Yes, of course, self-effacement is supposed to be the speechwriter's creed. But Scully writes as if he hasn't noticed developments in the past millennium or so—such as the invention of the Washington Post Style section four decades ago—that have pretty thoroughly undermined that creed. Who is the last chief presidential speechwriter who wasn't the subject of a profile or 12? And, apparently driven to distraction by his colleague's presumption, Scully pretty much abandons self-effacement himself, quarreling over credit for this turn of phrase or that. He reveals that Bush's speeches were actually composed collaboratively, in an atmosphere of jollity that seems chilling when you know that Gerson, at any moment, will step outside the scene like Richard III to deliver a soliloquy about how he is actually plotting the murder of all the other participants. "It was a rare day when Karl Rove, Josh Bolten, Dan Bartlett, or someone else didn't open the door to see what we were all howling about, or to add to the fun with their own routines and Hill Country antics," Scully rhapsodizes. What a blast! Last one in the pool's a rotten egg. Or were they howling because Gerson had them chained to the wall and was beating them to extract eloquent phrases that he could put into Bush's mouth and then take credit for?

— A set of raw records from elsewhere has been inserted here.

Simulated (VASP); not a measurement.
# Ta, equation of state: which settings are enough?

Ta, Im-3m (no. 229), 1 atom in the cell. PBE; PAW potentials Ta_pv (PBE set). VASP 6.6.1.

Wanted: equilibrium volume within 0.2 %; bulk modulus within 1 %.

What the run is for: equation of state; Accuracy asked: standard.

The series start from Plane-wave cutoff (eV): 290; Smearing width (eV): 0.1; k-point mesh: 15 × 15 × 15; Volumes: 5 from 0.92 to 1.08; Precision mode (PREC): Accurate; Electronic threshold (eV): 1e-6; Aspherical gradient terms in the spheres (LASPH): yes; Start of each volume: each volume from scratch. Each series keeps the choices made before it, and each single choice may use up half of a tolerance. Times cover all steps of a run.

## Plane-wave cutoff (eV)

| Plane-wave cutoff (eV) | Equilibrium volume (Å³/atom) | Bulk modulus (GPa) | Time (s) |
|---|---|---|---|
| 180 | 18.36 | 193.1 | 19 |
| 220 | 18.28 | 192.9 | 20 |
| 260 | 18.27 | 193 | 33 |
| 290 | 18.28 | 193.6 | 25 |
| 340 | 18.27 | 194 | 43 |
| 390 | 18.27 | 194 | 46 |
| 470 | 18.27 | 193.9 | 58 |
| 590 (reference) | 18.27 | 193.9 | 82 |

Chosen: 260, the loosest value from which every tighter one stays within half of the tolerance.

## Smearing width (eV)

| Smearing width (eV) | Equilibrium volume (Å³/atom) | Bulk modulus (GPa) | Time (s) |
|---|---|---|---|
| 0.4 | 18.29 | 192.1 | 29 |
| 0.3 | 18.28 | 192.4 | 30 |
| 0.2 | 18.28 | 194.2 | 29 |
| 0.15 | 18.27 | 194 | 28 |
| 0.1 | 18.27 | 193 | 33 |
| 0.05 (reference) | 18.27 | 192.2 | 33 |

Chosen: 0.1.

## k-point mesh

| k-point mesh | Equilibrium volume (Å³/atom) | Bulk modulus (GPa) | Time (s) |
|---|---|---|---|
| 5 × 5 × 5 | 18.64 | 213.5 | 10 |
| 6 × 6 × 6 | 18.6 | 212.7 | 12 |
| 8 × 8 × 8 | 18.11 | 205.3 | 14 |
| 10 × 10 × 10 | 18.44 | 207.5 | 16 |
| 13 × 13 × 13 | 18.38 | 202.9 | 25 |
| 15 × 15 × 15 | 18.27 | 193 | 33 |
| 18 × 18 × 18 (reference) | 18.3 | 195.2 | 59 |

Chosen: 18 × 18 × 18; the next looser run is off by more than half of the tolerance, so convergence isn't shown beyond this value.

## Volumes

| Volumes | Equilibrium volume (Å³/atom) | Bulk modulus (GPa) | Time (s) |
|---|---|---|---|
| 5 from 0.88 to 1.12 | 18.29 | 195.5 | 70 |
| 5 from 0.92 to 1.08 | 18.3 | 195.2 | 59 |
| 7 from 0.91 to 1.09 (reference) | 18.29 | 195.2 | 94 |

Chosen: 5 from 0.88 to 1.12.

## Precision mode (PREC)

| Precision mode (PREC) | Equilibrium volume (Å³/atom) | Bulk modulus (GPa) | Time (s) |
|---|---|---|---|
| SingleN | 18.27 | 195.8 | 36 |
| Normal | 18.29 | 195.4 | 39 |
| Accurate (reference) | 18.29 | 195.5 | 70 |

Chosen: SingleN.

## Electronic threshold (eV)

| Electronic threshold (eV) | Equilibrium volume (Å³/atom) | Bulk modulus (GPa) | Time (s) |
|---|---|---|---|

Scully states "without fear of contradiction" that "Michael Gerson never wrote a single speech by himself for President Bush." And "at best a third" of the speeches Woodward gives Gerson credit for were written by Gerson alone. I don't read the Woodward passage he cites as necessarily saying that Gerson wrote all these speeches alone. Bob Woodward is probably aware of the existence of the White House speechwriters office and even aware that it employs more than one speechwriter. It does seem that Woodward may have exaggerated Gerson's role, and Gerson may have accommodated him in this. But this is a far cry from what Scully is implying (though he doesn't quite say it): that Gerson was the equivalent of a plagiarist, taking other people's writing for his own.
Scully lathers up to a Pecksniffian conclusion in which he discusses the origin of the line that he feels captures Bush's greatness: "We have found our mission and our moment." You, of course, like everyone in the world, remember this line vividly. And you no doubt believe that Mike Gerson wrote it. Wrong! It was "inspired by my observation" of George W. Bush in the days after 9/11. "I think I recognize greatness when it steps before me." He implies that only he recognized this greatness—a claim I am prepared to believe, actually. Scully then adopts the speechwriter's standard finger-crossing, claiming that Bush's speeches were "just slightly polished versions of what Bush himself had told us." But he offers no example of Bush's words before and after "polishing." For that matter, he doesn't even actually deny point-blank that Gerson came up with the actual words.
Scully apparently spent years seething with envy about Gerson's good press. The Atlantic article is obsessional, and many of his stories have a "you had to be there" quality. From some experience (though with no proof), I also detect the evidence of heavy editing—primarily a jumpy quality that suggests we may be reading the distillation of a much longer manuscript. The general impression is of Scully, after 14-hour days spent transcribing the natural eloquence of President Bush (as he describes his job), pulling a greasy, battered notebook and a nub of a pencil out of his bottom desk drawer when no one is looking, and recording in a tiny, mad scribble about how "Gerson left his cafeteria tray on someone else's desk AGAIN TODAY!!! What an asshole."